Written by Bella Dalima
10 May, 2014 | 5:13 pm
Experts were so baffled by its unusually small size and its delicate design that some even suggested it was a fake, created in the 19th century.
Now CT scans have revealed not only is the case a genuine Egyptian artefact, it contains the rare remains of a mummified foetus thought to have been just 12 weeks into development when it died.
This revealed the majority of the interior of the case is taken up by folded strips of material, thought to be linen bandages.
Within these bandages is a darker area, about 3-inches (10cm) long, that the researchers claim is a foetus, in the foetal position with the placental sac.
Experts also identified what could be the foetus’ femur.

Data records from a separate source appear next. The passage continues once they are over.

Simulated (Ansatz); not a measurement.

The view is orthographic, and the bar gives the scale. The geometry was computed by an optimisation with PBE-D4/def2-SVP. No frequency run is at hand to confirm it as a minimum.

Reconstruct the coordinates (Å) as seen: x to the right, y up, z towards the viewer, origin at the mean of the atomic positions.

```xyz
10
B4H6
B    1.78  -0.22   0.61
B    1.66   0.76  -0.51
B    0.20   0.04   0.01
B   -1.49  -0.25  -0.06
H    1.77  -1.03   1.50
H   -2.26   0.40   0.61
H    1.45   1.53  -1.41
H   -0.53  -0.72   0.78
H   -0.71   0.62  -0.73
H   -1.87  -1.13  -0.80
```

The length of the femur, together with the size of the dark patch, is consistent with that of a foetus 12 to 16 weeks into development, continued the researchers.
Another dark patch suggests an amulet was also placed in the case, and and there are several areas with dark circles resembling strings of beads or tassels.
The mummy, officially known as W1013, arrived in Wales in 1971, but nothing is known about how Henry Wellcome acquired it.
The mummy is made of cartonnage – layers of linen stiffened with glue – and is shown wearing a yellow and blue striped wig and wide collar.
This, coupled with its red face, suggests it belongs to a male as was customary for mummies of that time.